NH: There was literate
fan journalism about football and I felt that Fever Pitch reflected that
culture. When I was talking to publishers and agents about it they told
me no chance, trying to sell a football book. I think the view at the
time was that as fans didn't even buy the hopeless, ghosted, football
autobiographies, they couldn't understand what chance they would have
with another sort of book. But I think they were looking at things the
wrong way round. There was a market and an appetite for a better book
about football, but there was still resistance within publishing.

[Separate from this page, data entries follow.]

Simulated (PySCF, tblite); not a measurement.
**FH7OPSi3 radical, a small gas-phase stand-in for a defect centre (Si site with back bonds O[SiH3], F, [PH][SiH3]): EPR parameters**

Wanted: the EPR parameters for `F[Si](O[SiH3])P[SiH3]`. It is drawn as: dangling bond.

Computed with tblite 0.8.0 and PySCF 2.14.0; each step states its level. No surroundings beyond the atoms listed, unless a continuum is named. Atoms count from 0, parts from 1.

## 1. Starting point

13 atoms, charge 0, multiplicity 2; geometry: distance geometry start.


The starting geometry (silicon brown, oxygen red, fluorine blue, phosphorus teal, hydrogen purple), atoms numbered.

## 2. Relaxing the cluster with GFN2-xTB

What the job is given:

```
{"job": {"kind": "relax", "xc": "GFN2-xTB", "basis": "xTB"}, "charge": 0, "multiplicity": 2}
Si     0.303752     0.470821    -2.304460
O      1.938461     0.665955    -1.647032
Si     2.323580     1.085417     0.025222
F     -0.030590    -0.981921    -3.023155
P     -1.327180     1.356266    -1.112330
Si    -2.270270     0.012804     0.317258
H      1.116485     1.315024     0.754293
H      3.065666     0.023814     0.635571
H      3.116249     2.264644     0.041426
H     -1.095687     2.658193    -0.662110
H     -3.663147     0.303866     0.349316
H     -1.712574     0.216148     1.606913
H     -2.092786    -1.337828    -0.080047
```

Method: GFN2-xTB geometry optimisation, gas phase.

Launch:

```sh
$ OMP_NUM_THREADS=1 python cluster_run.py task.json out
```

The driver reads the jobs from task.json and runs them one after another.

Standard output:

P: What were your hopes or
ambitions for Fever Pitch as you wrote it?
NH: I hoped it would
chime with people who followed a team seriously. I suspect that anyone
who writes a book has two levels of ambition - the modest and the grandiose.
I saw no reason why the book shouldn't appeal to lots of people, of different
ages and genders and class. But of course you never seriously think that
they're actually going to buy it!

P: In the book you do talk
a bit about how football has been a kind of glue with people. Tell us
something about your teaching experience and the way you related to the
kids through popular culture.
NH: I have always
listened to a lot of pop music and I have always watched football, so
you think, how hard can this be? But of course kids just presume that
you know nothing about what they're interested in, and even if you do
know something you start to feel kind of phoney. I can remember when I
was on teaching practice, saying to this kid "I'm an Arsenal fan", and
he just looked at me with complete contempt, as if my job automatically
ruled me out from being able to go.

P: I suppose kids do want to
feel that there is territory that is theirs, and they just don't want
adults coming into it.
NH: There was a clear
generation gap between me and my parents, and really in the last twenty
or thirty years there are two or three generations that have grown up
completely within popular culture. So you're listening to the same stuff
as your kids, which I think must be quite uncomfortable for them.

P: There
are quite a lot of class issues in Fever Pitch that are both buried but
also rather explicitly dealt with.
NH: There's been this
thing, probably ever since Fever Pitch, about how the middle classes
have colonised football and that this is a completely new phenomenon. I
think if you were middle class you were certainly aware of it in football
stadiums in the seventies, but I can remember talking to Tony Parsons
about it, and he said "Who do they think has been sitting up in those
seats for the last sixty years?" I think that the media tries to re-invent
problems every 5 or 6 years and I think they've probably always been within
football. But I think the class issue was important to address in Fever
Pitch in a way that it wasn't in High Fidelity.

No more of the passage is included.